Like you, I don’t litter.

I pick up after my dogs. I even carry their hermetically sealed goodie bags to my own garbage can because lots of folks lose their minds if they catch a stranger depositing dog droppings in with their refuse.

Don’t ask me how I know. I just do.

And, like many people who run or walk in the resort area, I curse every time I retrieve an empty beer can that was tossed from a car by one of the slobs visiting Virginia Beach. (Do you suppose they launch beer cans at home or is this just something they do for fun on vacation, like going to a fudgery or getting their pictures taken at the Olde Tyme Photo shop?) 

Most of us were born after the Keep America Beautiful campaign kicked off in 1953. And many of us still remember the “Crying Indian” public service announcement that was on television in the early 1970s. (One of the most effective ads ever produced, the experts say.)

So we all know that littering is anti-social. But last week in Florida I discovered that my commitment to public cleanliness was a tad superficial.

It was the end of a long day at Disney World and scores of sweaty, exhausted families were waiting for the little electric trams that would deliver us to our cutesy parking sector: Peter Pan.

Blocking one of the lines was a young couple crouched around a stroller. Impatient folks pushed past in annoyance.

Curious, I stepped closer and saw that this was a couple ministering to their daughter who looked to be 4 or 5. She’d just been sick and her mother was using the last of the tissues from her purse to clean the child.

We had a super-sized supply of baby wipes and I offered them to the parents - who turned out to be Japanese.

What happened next surprised me.

Once their daughter was spotless and they’d wiped down her stroller, they began to clean the pavement. I mean really clean it. The husband and wife. On their hands and knees.

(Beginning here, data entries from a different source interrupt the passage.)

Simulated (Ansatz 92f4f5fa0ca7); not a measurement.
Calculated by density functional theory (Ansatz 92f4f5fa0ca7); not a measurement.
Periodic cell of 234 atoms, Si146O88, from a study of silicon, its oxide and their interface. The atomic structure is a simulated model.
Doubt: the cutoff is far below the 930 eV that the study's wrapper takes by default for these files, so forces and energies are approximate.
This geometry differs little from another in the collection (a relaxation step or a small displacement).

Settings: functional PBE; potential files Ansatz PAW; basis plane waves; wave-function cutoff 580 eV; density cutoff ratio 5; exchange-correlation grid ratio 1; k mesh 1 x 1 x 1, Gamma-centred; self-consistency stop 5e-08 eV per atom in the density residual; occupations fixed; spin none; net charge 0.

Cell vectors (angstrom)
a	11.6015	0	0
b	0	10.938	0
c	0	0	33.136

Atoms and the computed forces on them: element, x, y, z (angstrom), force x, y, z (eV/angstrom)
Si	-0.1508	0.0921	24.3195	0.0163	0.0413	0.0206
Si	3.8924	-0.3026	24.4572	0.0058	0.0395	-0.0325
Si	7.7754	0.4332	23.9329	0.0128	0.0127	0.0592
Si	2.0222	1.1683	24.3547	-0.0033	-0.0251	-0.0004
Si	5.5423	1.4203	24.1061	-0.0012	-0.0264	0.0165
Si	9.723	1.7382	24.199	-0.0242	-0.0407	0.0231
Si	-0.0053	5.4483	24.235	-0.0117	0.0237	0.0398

By the time the the next tram arrived and the trio boarded, there was not a trace of well, anything, left behind.

I’m not sure many Americans would go that far. If I’m being honest, I probably wouldn’t. Sure, I’d make a halfhearted attempt to clean up the mess and perhaps I’d toss a tissue on top of what as left as a warning to others not to tread there. I might look around to summon a member of the vigilant army of Disney cleaners. I would definitely pray for a good rain to speed things along.

But scrub a street? Unlikely.

I couldn’t stop thinking about these visitors. And the ones we get at the beach. I wondered what causes some jerks to toss cans on the roads and others to sanitize the asphalt after a sick kid threw up?

We talked about it the next day and my daughter recalled an NPR piece on Japanese schools. The reporter claimed that most do not employ janitors. At the end of every day, the children are expected to clean their classrooms.

"School is not just for learning from a book," Michael Auslin — a former English teacher in Japan told NPR. "It's about learning how to become a member of society and taking responsibility for oneself."

Hmmm. Maybe day-to-day taking-responsibility-for-oneself is more effective than prime time anti-littering PSAs. Just a thought.

Later that week, as we waited in the boarding area at the Orlando Airport, I opened a stubborn bag of cashews and the nuts flew in every direction. I leaned over and picked up the ones by my seat.

Then I thought about that Japanese couple. They disinfected a dirty STREET. Surely I could chase stray nuts in a carpeted boarding area.

I sighed and crawled around to retrieve every last one. Oh, and a straw. And a napkin.

I did not, however, scrape the gum off the bottom of my seat. Not sure even the crying Indian would do that.